Again
I’ve been lucky in my career. I began writing in the middle of the 1970's fantasy boom. I caught the tail end of the men’s action/adventure books. Then I saddled up for a long ride with Jake Logan and other series westerns. These were all done by traditional publishers selling mass market books in ways that have their roots in the Depression.
The first major change in the business came with the introduction of ebooks. I started putting titles up on Amazon and other indie venues about 15 years ago, with moderate (to no) success. But it was an education I needed in producing the book from the ground up. I coined a term VIPUB–Vertically Integrated Publishing. The author had to do it all. Writing, editing, cover, formatting, publishing and promoting. Along with messy business things like how to take money over the internet (and dealing with state taxes on those sales). The whole enchilada, as we say in New Mexico. That covers a lot of talents/skills and I am not all that good at many of them.
But the major book publishers still provided paying markets. For me, over the past 10 years I increasingly focused on the westerns. But the series began drying up. No more Jake Logans. No more Ralph Comptons.
Smart phones and audio books and Kindles all provided new and different markets, but the bedrock was still the mass market paperback.
Only now that is changing and we need to figure out what to do as authors, selling our own work. If you missed it, this is the Publishers Weekly article that details how the publishers and distributors intend to “winnow” mass market pbs by 2026.
What I read here is that the only print will be trade and hardcover. In 50 years of writing and over 350 titles published, I have had 3 books (2 westerns) that came out first as hardcovers. YMMV. But for me this looks like an asteroid heading for earth (mass markets).
Original anthologies don’t sell well. You know how well you do with original ebooks. Amazon (and others) lets you do Print on Demand. But sales are nowhere near what the major publishers can offer for mass market originals. And we have to do VIPUB. All that work when we could be writing new fiction.

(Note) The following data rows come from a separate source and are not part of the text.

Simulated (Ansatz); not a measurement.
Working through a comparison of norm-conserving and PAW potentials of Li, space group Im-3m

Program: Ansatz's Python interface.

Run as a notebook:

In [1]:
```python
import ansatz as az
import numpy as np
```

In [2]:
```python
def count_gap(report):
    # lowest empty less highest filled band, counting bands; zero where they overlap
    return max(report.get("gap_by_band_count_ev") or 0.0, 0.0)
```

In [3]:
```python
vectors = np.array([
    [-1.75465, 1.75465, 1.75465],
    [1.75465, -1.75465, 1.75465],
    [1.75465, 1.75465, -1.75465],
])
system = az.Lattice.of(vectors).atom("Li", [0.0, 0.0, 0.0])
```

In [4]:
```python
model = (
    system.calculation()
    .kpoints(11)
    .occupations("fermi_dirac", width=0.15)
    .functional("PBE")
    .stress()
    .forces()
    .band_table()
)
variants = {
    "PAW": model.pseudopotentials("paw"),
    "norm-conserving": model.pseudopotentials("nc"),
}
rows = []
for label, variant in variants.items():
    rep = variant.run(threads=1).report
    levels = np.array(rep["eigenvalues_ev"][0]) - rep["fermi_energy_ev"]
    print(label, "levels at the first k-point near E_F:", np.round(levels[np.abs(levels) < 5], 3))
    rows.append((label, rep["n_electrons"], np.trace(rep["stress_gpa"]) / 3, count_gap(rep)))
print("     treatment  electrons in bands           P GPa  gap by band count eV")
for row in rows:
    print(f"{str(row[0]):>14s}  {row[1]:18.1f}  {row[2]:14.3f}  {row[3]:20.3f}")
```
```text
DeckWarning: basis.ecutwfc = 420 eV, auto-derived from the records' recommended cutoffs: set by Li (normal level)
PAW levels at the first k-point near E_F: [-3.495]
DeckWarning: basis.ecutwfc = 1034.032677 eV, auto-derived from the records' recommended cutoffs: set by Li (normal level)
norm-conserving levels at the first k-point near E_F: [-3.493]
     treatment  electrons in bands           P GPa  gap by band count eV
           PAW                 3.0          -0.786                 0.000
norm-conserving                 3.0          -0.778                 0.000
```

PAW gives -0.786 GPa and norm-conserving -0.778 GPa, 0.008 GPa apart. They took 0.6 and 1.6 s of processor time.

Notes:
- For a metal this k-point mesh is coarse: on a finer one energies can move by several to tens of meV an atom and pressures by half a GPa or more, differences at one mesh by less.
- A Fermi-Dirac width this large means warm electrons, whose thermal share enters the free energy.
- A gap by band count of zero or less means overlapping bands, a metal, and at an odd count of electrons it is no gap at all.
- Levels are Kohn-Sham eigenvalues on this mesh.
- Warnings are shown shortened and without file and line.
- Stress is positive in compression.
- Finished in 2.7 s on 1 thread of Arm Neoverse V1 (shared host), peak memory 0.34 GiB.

I don’t have any answers how to survive in a world where mass market (and midlist) books disappear. So I am asking for discussion from the rest of the Western Fictioneers. What works best for you? Are your sales of ebooks and others strong? What did you do? Are small presses the answer? Ads, newsletters, giveaways, podcasts, Kickstarter? What formats and lengths and topics are most viable? Is there something you think is a wild idea that’d never work? Please share it. This may be the time for wild and crazy ideas.
We’re all in this writing corral together. Sharing ideas can be the way we all survive the changing markets. What can WF do?